[Vision2020] The Virtues Come First

melyndahuskey at earthlink.net melyndahuskey at earthlink.net
Wed Jun 22 19:16:08 PDT 2005


I have serious qualms about the Virtue Project, despite my admiration for
virtue generally, and my surprise at appearing to share an opinion with
Phil Nesbit, for whom my admiration is limited.  I'm sorry to disagree with
a number of fine people--Linda Pall, Nick Gier, and others.

 The reductive structuralism implied by trolling world religions and making
a list of qualities which can be found in many of them is troubling to me. 
How do we define the qualities in the list?  How do we distinguish between
a virtue and a socially or personally desirable behavior?  To choose one
example from the several lists on the Virtues Project website, why is
"cleanliness" a virtue in family life?  Cleanliness is absent from other
lists of virtues on the same page.  And is cleanliness really a *virtue*? 
Is it a moral behavior to seek cleanliness?  Are clean people better than
dirty people?  Is assertiveness a virtue distinct from, say, courage or
truthfulness?  (According to the OED, assertiveness in this particular
sense is first attested in 1975--rather a short time for a universal virtue
to have staked its claim on all of humanity.)

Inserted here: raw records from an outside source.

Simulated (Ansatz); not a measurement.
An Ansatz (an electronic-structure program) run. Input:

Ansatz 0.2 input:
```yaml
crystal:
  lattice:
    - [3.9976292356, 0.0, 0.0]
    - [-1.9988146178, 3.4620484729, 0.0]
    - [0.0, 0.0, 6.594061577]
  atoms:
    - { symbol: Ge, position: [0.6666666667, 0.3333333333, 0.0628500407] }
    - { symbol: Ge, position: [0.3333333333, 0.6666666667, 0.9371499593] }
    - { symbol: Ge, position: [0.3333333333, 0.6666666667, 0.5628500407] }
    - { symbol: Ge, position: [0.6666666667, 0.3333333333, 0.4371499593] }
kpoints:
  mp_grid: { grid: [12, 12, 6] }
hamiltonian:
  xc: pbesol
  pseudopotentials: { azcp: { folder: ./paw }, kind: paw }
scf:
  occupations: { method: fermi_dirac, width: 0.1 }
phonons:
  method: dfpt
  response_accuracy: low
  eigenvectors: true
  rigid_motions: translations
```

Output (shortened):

 Moral development research, at least as I read it, does not strongly
support the model Popov offers--what I think of as the "bag of virtues"
approach.  It's a "quick fix" approach, which I think confounds
Aristotelian assumptions (we become by doing) and neo-Platonic language
theory (words make things real), without any real depth of inquiry.  If we
are going to invest city money in the development of civic virtue, I'd want
us to have a more theoretically coherent program with clearer outcomes
designed.  There are such programs, typically directed at teaching
particular communication and participation skills (the Public Conversations
Project, for example, or Difficult Issues Forum).  They might also be more
effective in addressing civic concerns--ongoing ideological conflict, for
example, or a general decline in civility.